Loop Filter Coefficients in Timing Recovery loop in Baseband Receiver
Started by 8 years ago●2 replies●latest reply 8 years ago●560 viewsHi!
I am trying to design the Symbol timing recovery(#STR) block of #DVBS Receiver. For reference, I am using the following matlab simulink design (NDA timing recovery part within Digital Baseband Receiver)
http://www.mathworks.com/matlabcentral/fileexchang...
The design has considered a roll-off factor of 0.5. I need to design for a roll-off factor of 0.2.
All other parameters remaining constant, I believe the only factor that will change in the design would be the loop filter coefficients. But , I am not able to understand how the loop filter coefficients of PI filter are calculated in the design.
The value of the loop filter coefficients are C2 = 1.35e-4, C1 = C2/128.where c2 = proportional filter coefficient, c1 = integral filter coefficient.
C2 depends on k0,kd,zeta(damping ratio), natural frequency (wn),(zeta and wn determine loop bandwidth).
How to calculate kd? From my understanding , it should be the slope of S-CURVE of gardner TED when error tends to zero.
Kindly clarify.
Regards avi
Yes, Kd is the slope around the zero-error region. The units for that slope must be compatible with the units of Ko, the DDS/VCO gain constant, such that the product of KoKd has units of 1/seconds.
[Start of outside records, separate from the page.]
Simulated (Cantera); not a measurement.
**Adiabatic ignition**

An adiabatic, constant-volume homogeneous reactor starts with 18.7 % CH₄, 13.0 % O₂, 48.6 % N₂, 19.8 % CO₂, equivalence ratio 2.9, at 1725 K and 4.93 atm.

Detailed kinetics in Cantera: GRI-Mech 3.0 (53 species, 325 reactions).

This presentation covers the basics and some important details:
http://www.compdsp.com/presentations/Jacobsen/abin...
Thank you for the reply.
I was referring the book " Digital Communications- A discrete time approach" by Michael Rice for the loop filter design. A detailed analysis for the loop filter design with some examples are given in the "Appendix C" of the book. In the examples given, the loop filter coefficients values for C2 are given as 0.1479,0.2958 etc. But in the matlab design that I have referred to in my previous post the range is in e-4(1.35e-4) range which is much different. And my own calculations are coming in the range that is given in the book examples. And with my calculations the timing recovery circuit is not working properly.
If one can clarify regarding this, it would be very helpful.
Regards avi